What is a CDFI?
Community Development Finance Institutions (CDFIs) lend money to businesses, social enterprises and individuals who struggle to get finance from high street banks and loan companies. They help deprived communities by offering loans and support at an affordable rate to people who cannot access credit elsewhere.
Who do CDFIs help?
Most CDFIs are based within the UK’s most disadvantaged communities. They provide loans and support to:
- Microenterprises (businesses with less than 10 employees)
- Small businesses (with 10-49 employees)
- Medium businesses (with 50-249 employees)
- Social enterprises, community organisations or charities
- Individuals
CDFIs can serve one or several of these markets, but often they specialise in just one. Most lending by CDFIs is to microenterprises and social enterprises.
CDFIs traditionally provide loans to people who face barriers to accessing finance. For example, they may lend to individuals with a poor credit history or little collateral, or provide business loans to entrepreneurs with little business experience.
What do CDFIs finance?
CDFIs provide finance for a wide range of purposes, although these will vary according to each individual CDFI. They include:
- Working capital
- Bridging loans
- Property and equipment purchase
- Start up capital
- Business purchase
- Personal loans
- Home improvements*
- Back to work loans
Will a CDFI only lend to me if I’ve been turned down by a bank?
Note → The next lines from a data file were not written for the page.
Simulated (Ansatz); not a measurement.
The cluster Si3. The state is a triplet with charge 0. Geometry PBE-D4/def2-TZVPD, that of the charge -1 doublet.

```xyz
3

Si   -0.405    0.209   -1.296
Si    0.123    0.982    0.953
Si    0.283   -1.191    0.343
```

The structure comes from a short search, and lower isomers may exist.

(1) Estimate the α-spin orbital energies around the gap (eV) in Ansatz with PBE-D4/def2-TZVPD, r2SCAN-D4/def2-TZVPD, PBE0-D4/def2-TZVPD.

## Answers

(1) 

CDFIs will usually only lend to customers who have been unable to get the finance they need from a high street loan provider, such as a bank, building society or loan company (these are sometimes known as ‘mainstream lenders’). Some CDFIs require proof that the customer has been turned down by a mainstream lender.
Some CDFIs will provide an extra loan if a business is waiting for finance to come through from another source, or if a bank is only willing to lend part of the finance they need (these are sometimes known as ‘co-financing’, gap financing’ or ‘bridging loans’).
How is a CDFI different from a normal bank or loan company?
CDFIs are small, independent organisations, not part of multinational companies like the banks. CDFIs’ primary mission is not to make a private profit, but to support communities by providing affordable finance that would otherwise not be available. They recycle this finance again and again into communities. Many CDFIs are run with funding from the Government and charitable trusts, alongside other funding sources.
Most CDFIs do not take savings or deposits like banks do. And because they are much smaller than banks, they can spend more time talking to customers about their needs and finding the right loan for them. Some CDFIs offer business support and financial advice in addition to loans.
Personal-lending CDFIs offer an affordable alternative to high interest doorstep lenders. They keep their fees as low as possible and help customers to manage and repay their debts, unlike doorstep lenders which charge sky-high APR-rates and trap customers in spirals of debt.
How are CDFIs funded?
There are many different sizes and types of CDFI, and they are funded in different ways.
All CDFIs use the income from lending activity for their running costs and to make more loans.
They combine this with funding from a range of additional sources. Many are part-funded by Government departments and agencies. For example, a number of business-lending CDFIs in England have funding from the Regional Development Agencies, while many personal-lending CDFIs have funding from the Department for Work and Pensions Growth Fund.
Other funding sources include European grants, donations from charitable trusts, social investments, and grants and loans from high street banks.
Are CDFIs reputable?
Yes, CDFIs are reputable and some of the larger CDFIs are regulated by the Financial Services Authority (FSA). The sector’s trade association,CDFA, with the FSA, has introduced a Code of Practice to put in place standards of operation. All CDFIs who are members of the cdfa are required to work towards full compliance of this Code of Practice .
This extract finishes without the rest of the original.